ASSIGNMENT OF ERROR II

THE TRIAL COURT LACKED JURISDICTION TO ENTER JUDGMENT IN THIS CASE, AS THE CASE WAS NOT LITIGATED BY THE REAL PARTY IN INTEREST[.]

{¶11} In Fed. Home Loan Mtge. Corp. v. Schwartzwald, 134 Ohio St.3d 13, 2012-Ohio-5017, ¶ 3, the Supreme Court of Ohio stated that “receiving an assignment of a promissory note and mortgage from the real party in interest subsequent to the filing of an action but prior to the entry of judgment does not cure a lack of standing to file a foreclosure action.” “The Ohio Constitution provides in Article IV, Section 4(B): `The courts of common pleas and divisions thereof shall have such original jurisdiction over all justiciable matters and such powers of review of proceedings of administrative officers and agencies as may be provided by law.'” (Emphasis sic.) Id. at ¶ 20.

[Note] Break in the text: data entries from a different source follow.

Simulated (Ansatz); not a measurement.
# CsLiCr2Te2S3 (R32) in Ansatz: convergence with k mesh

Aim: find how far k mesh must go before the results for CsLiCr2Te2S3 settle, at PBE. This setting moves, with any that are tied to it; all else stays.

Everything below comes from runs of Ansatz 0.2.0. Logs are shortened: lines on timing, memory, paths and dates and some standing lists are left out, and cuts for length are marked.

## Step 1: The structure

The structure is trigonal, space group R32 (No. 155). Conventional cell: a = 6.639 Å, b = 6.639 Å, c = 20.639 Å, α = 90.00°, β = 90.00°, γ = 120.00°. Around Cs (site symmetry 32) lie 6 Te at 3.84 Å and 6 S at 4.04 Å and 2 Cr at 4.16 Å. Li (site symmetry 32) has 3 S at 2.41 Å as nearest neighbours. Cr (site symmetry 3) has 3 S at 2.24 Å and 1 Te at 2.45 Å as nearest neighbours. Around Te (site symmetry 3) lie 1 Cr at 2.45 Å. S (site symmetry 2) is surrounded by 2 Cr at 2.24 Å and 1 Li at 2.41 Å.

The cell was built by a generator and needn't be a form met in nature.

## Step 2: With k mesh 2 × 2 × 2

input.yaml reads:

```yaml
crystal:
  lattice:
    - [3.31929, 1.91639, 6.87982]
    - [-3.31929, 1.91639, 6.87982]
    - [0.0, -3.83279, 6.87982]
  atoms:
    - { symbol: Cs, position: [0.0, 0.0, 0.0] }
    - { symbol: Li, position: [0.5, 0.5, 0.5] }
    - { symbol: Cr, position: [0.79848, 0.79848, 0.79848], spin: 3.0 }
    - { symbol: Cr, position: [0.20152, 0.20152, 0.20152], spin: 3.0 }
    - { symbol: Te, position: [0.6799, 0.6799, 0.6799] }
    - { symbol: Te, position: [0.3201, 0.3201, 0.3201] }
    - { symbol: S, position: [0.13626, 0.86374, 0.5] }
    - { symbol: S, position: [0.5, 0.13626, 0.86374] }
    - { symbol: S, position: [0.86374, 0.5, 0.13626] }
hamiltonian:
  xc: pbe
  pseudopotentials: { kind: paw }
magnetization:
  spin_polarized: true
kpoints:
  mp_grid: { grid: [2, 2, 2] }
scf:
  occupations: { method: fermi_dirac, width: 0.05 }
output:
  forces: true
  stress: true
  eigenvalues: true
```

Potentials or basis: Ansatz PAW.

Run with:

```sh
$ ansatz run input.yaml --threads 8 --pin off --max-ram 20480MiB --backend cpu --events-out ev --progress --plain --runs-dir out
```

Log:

Whether a party has a sufficient stake in an otherwise justiciable controversy to obtain judicial resolution of that controversy is what has traditionally been referred to as the question of standing to sue. Where the party does not rely on any specific statute authorizing invocation of the judicial process, the question of standing depends on whether the party has alleged * * * a personal stake in the outcome of the controversy.

(Internal quotations omitted.) Id. at ¶ 21, quoting Cleveland v. Shaker Hts., 30 Ohio St.3d 49, 51 (1987). Standing is a jurisdictional matter and, therefore, must be established at the time the complaint is filed. Schwartzwald at ¶ 24.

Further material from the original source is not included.